In the last few years, several states have enacted laws to curb cheating in examinations, especially those for recruitment in public service commissions. According to news reports, incidents of cheating and paper leaks have occurred on several occasions in Uttarakhand, including during the panchayat development officer exams in 2016, and the Uttarakhand Subordinate Services Selection Commission exams in 2021. The Uttarakhand Public Service Commission papers were also leaked in January 2023. The most recent cheating incidents led to protests and unrest in Uttarakhand. Following this, on February 11, 2023, the state promulgated an Ordinance to bar and penalise the use of unfair means in public examinations. The Uttarakhand Assembly passed the Bill replacing the Ordinance in March 2023. There have been multiple reports of candidates being arrested and debarred for cheating in public examinations for posts such as forest guard and secretariat guard after the ordinance’s introduction. Similar instances of cheating have also been noted in other states. As per news reports, since 2015, Gujarat has not been able to hold a single recruitment exam without reported paper leaks. In February 2023, the Gujarat Assembly also passed a law to penalise cheating in public examinations. Other states such as Rajasthan (Act passed in 2022), Uttar Pradesh (Act passed in 1998) and Andhra Pradesh (Act passed in 1997) also have similar laws. In this blog, we compare anti-cheating laws across some states (see Table 1), and discuss some issues to consider.

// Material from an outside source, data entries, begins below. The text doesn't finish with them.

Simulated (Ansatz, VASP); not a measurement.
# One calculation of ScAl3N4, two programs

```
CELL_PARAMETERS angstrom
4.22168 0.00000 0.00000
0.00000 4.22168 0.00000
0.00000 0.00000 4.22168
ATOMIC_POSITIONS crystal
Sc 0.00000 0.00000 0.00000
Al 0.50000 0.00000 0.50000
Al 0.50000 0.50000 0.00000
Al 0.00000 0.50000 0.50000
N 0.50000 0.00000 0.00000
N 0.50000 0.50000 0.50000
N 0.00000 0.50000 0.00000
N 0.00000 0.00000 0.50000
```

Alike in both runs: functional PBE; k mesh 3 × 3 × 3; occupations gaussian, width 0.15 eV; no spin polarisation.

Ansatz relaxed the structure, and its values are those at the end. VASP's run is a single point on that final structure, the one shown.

Typical provisions of anti-cheating laws
Anti-cheating laws across states generally contain provisions that penalise the use of unfair means by examinees and other groups in public examinations such as those conducted by state public sector commission examinations and higher secondary education boards. Broadly, unfair means is defined to include the use of unauthorised help and the unauthorised use of written material by candidates. These laws also prohibit individuals responsible for conducting examinations from disclosing any information they acquire in this role. The more recent laws, such as the Gujarat, Uttarakhand, and Rajasthan ones, also include the impersonation of candidates and the leaking of exam papers within the definition of unfair means. Uttarakhand, Gujarat, Rajasthan, Uttar Pradesh, Chhattisgarh, and Andhra Pradesh prohibit the use of electronic aids. Maximum prison sentences for using such unfair means range from three months in Uttar Pradesh, to seven years in Andhra Pradesh.
Issues to consider
The Gujarat and Uttarakhand anti-cheating Acts have relatively stringent provisions for cheating. The Uttarakhand Act has a fixed 3-year prison sentence for examinees caught cheating or using unfair means (for the first offence). Since the Act does not distinguish between the different types of unfair means used, an examinee could serve a sentence disproportionate to the offence committed. In most other states, the maximum imprisonment term for such offences is three years. Andhra Pradesh has a minimum imprisonment term of three years. However, all these states allow for a range with respect to the penalty, that is, the judge can decide on the imprisonment term (within the specified limits) depending on the manner of cheating and the implications of such cheating. Table 1 below compares the penalties for certain offences across eight states.
The Uttarakhand Act has a provision that debars the examinee from state competitive examinations for two to five years upon the filing of the chargesheet, rather than upon conviction. Thus, an examinee could be deprived of giving the examination even if they were innocent but being prosecuted under the law. This could compromise the presumption of innocence for accused candidates. The Gujarat and Rajasthan laws also debar candidates from sitting in specified examinations for two years, but only upon conviction.
These laws also vary in scope across states. In Uttarakhand and Rajasthan, the laws only apply to competitive examinations for recruitment in a state department (such as a Public Commission). In the other six states examined, these laws also apply to examinations held by educational institutions for granting educational qualifications such as diplomas and degrees. For example, in Gujarat, exams conducted by the Gujarat Secondary and Higher Secondary Education Board are also covered under the Gujarat Public Examination (Prevention of Unfair Means) Act, 2023. The question is whether it is appropriate to have similar punishments for exams in educational institutions and exams for recruitment in government jobs, given the difference in stakes between them.
Sources: The Rajasthan Public Examination (Measures for Prevention of Unfair Means in Recruitment) Act, 2022; the Uttar Pradesh Public Examinations (Prevention of Unfair Means) Act, 1998; the Chhattisgarh Public Examinations (Prevention of Unfair Means) Act, 2008; the Orissa Conduct of Examinations Act, 1988; the Andhra Pradesh Public Examinations (Prevention of Malpractices and Unfair means) Act, 1997; the Jharkhand Conduct of Examinations Act, 2001, the Uttarakhand Competitive Examination (Measures for Prevention and Prevention of Unfair Means in Recruitment) Act, 2023, the Gujarat Public Examination (Prevention of Unfair Methods) Act, 2023; PRS.